Why the Rush for Facebook at These Prices?
Hot on the heels of Microsoft's $240 million purchase of a 1.6 percent equity stake in Facebook—which values the social networking startup at $15 billion—comes word that the hedgies are getting into the action.
Elizabeth Corcoran at Forbes.com reports that two New York-based hedge funds have each contributed $250 million to Facebook's current financing round—using the same valuation as Microsoft—bringing the three-year-old startup's cash haul to about $750 million.
Facebook is expected to earn $30 million this year on $150 million revenue.
In other words, three investors have spent $750 to acquire a collective 5 percent stake in a company that is expected to earn $30 million this year. As the Wall Street Journal's Dana Cimilluca points out, that values Facebook at 500 times expected 2007 earnings.
Ladies and gentlemen of the jury, this is ludicrous. It's time for a reality check.
Wired's Fred Vogelstein crunches some numbers to figure out what Facebook would have to earn to justify a $15 billion valuation, were it a public company.
Assuming Facebook's stock traded at 56 times 2008 earnings—that was Google's P/E ratio shortly after its initial public offering—Vogelstein concludes that Facebook would have to have earnings—not revenue—of $270 million.
"I think social networking will change the way the world uses the Internet, and Facebook certainly has an early lead in that race," Vogelstein writes. "All that said, for a company with current revenues of only about $150 million, virtually no profits and plans to double its staff to 700 in a year, $15 billion seems a little . . . er . . . frothy, no?"
That's putting it mildly, Fred.
Sure, for Microsoft, $240 million is chump change, and the deal is much more of a strategic play, rather than a financial one, as Portfolio.com's Felix Salmon points out.
But exactly what does Microsoft get for its $240 million, 1.6 percent stake? Other than bragging rights that it finally beat Google at something?
I'm sure Steve Ballmer was quite pleased with himself to be able to announce the deal on Google analyst day, but after the celebrating is all over, what is he left with?
A 1.6 percent stake in a company with almost no earnings. Well done, Steve.
As Felix points out, a 1.6 percent stake in Facebook does not constitute an Internet strategy.
Cimilluca suggests that the way to view Microsoft's investment is "as a 'stocking fee' or 'soft kickback' for ensuring Microsoft's ad-placement technology stays relevant."
"That would make the Facebook valuation largely irrelevant," Cimilluca writes, "almost like a hopeful call option with an unspectacular coupon attached. Or at least, that's the way they may be justifying it up in Redmond."
At any rate, all the discussion in recent weeks about Google and Microsoft in a bidding war for the Facebook stake has been misleading.
It's been clear since the outset the Microsoft really wanted the stake, while many people never thought that Google was really serious about it.
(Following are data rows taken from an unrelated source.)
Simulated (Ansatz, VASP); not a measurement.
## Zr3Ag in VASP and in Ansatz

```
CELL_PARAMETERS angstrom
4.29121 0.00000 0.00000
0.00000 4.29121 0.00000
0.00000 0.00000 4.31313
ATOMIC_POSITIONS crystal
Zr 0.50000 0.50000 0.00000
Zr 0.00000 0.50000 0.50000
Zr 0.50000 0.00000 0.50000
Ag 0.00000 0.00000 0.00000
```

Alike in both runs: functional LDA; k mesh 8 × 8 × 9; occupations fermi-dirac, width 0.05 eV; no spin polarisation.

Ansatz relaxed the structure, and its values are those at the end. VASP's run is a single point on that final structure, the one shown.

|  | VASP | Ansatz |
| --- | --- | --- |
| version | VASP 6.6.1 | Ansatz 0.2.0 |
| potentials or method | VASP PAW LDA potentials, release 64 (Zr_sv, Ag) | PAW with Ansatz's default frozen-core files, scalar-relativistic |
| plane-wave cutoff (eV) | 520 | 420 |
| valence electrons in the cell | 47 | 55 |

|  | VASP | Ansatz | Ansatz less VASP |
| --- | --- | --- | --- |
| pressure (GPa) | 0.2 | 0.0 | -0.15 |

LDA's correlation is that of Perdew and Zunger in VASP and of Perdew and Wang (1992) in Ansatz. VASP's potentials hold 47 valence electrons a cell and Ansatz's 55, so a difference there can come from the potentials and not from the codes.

Google earns $4 billion annually—and its profit is growing. Facebook is expected to earn $30 million profit this year. Regardless of how fast Facebook is attracting new eyeballs—and its traffic growth, at least, is the subject of debate—it's hard to imagine that the gang at Google is losing much sleep about it.
Both Salmon at Portfolio.com and Nick Carr at Rough Type point out that it's easy to get worked up the $15 billion valuation. Carr, in particular, views extrapolating Facebook's "true worth" from Microsoft's investment as "a ridiculous exercise."
As one hedge fund analyst told me today, "There is no way to use conventional metrics to justify $15 billion."